By Clarence Page

Nothing succeeds like success, but don't sell failure short.

That's the sunny-side-up view of life that appears to be busting out all over the big-thinking world of the business and economics press these days.

Bookstores, for example, offer new fail-friendly titles that all but invite you to fail. There's Failing Forward: Turning Mistakes into Stepping Stones for Success, by John C. Maxwell, Fail Better, by Herter Studio, and Fail Up: 20 Lessons on Building Success from Failure, by talk show host Tavis Smiley. I have yet to find a book titled "Fail Down," but I would not rule it out.
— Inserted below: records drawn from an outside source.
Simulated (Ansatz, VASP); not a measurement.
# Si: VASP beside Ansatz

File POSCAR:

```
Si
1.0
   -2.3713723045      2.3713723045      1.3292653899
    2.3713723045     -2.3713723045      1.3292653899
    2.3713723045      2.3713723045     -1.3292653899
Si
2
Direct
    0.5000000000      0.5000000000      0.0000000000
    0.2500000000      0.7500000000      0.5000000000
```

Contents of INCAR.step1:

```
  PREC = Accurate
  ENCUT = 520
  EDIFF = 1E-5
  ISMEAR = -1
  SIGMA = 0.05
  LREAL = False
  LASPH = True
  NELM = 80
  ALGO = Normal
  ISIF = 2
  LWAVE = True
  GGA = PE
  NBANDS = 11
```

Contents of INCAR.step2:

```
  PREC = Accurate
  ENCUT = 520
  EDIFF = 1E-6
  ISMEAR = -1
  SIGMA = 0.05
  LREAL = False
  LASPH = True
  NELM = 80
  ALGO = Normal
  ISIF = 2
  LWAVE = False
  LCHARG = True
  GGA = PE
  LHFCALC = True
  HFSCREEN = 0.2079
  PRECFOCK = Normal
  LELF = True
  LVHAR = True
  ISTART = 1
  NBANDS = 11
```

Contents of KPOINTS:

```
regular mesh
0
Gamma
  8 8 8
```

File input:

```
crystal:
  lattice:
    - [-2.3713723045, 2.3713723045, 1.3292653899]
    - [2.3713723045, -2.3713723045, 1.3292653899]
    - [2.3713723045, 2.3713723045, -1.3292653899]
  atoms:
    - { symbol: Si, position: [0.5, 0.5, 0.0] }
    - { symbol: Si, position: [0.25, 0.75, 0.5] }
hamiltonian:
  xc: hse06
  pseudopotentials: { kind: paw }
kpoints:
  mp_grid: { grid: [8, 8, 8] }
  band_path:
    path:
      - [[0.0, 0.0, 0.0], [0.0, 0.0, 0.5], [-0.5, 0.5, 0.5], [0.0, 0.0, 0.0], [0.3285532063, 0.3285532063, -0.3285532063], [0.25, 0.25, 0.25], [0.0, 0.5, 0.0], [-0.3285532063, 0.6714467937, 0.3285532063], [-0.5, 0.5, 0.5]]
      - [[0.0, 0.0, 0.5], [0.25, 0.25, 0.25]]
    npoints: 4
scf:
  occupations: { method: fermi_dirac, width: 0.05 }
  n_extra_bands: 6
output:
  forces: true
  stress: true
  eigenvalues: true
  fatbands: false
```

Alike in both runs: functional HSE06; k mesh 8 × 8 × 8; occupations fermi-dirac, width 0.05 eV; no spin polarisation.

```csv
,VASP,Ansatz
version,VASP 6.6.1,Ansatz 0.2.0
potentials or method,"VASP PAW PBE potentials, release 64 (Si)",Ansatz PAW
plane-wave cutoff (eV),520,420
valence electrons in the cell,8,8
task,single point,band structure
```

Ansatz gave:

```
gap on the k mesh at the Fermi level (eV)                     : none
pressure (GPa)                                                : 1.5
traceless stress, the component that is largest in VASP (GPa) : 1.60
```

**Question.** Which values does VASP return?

The Harvard Business Review, normally a road map to the success track, recently devoted a special "failure issue" to articles with titles like "I Think of My Failures as a Gift" and "Managing Yourself: Can You Handle Failure?"

"Failure chic" is what commentator Rob Walker on public radio's "Marketplace" business program calls America's suddenly fashionable fascination with failure. Don't make too much of it, he warns. After all, sometimes a failure is just a failure. Failure can indeed lead to innovation, Walker suggests, but failure mostly is best avoided.

That's true, but in these times of bankruptcies, lay-offs, downsizing, offshoring and foreclosures, our failures have a lot to teach us about how we can pick ourselves up and ultimately succeed. That's the message in a groundbreaking "failure chic" books, "Adapt: Why Success Always Starts with Failure," by Tim Harford, a Financial Times columnist.

Harford, best known for his earlier big-seller The Undercover Economist, thinks big. Wars, poverty, innovation, climate change, the global financial crises and other big challenges have become too unpredictable for ready-made solutions and expert opinions, he argues. Instead, we must adapt. Most successful enterprises, he argues, are built through trial and error baby steps, not big planning, he says. We must not be afraid to improvise and take risks.

That, in a nutshell, expresses the basic "atta-boy"/ "atta-girl" pep-talk message of the "failure chic" books that I've seen. If I have saved you the trouble of buying and reading them all, you're welcome.

Frankly, the best expression of the winning-after-losing message that I've heard this year came from a guy who has high credibility on the subject of crushing setbacks: Conan O'Brien.

He famously achieved the dream of a comedian's lifetime dream when he was named host of "The Tonight Show" -- until Jay Leno decided to take the job back. O'Brien wound up hosting a new late-night show on TBS. In a hilarious, yet also poignant commencement speech at Dartmouth that has become a YouTube sensation, O'Brien speaks well of the lessons that the experience taught him.

"In 2000, I told graduates (at Harvard) don't be afraid to fail," Conan tells the grads. "Well, now I'm here to tell you that while you should not fear failure, you should do your very best to avoid it."

He also warned parents: "You will spend more money framing your child's diploma than they will earn in the next six months."

But in the end he waxes serious long enough to talk about the lessons he learned the hard way by failing to hang onto his lifelong dream of hosting "The Tonight Show" after he achieved it. As miserable as he felt, cast out into the wilderness of unemployment and "mid-priced chardonnay," it turned out to be "the most satisfying year of my life," he said.

He tried out new ideas and reinvented himself in ways that were more rewarding than he ever expected. "There are few things more liberating in this life," he said, "than having your worst fear realized."

In the end he learned that "it is our failure to become our perceived ideal that ultimately defines us and makes us unique," he says. "It's not easy. But if you accept your misfortune and handle it right, your perceived failure can be a catalyst for your profound reinvention."

True enough. Of course, it pains me to mention that Conan's move to TBS bumped George Lopez's talk show back to a later hour, unfortunately duplicating the situation that caused O'Brien to leave NBC. That's show biz.

But if Lopez is looking for a good book on how to recover from setbacks, I have several suggestions.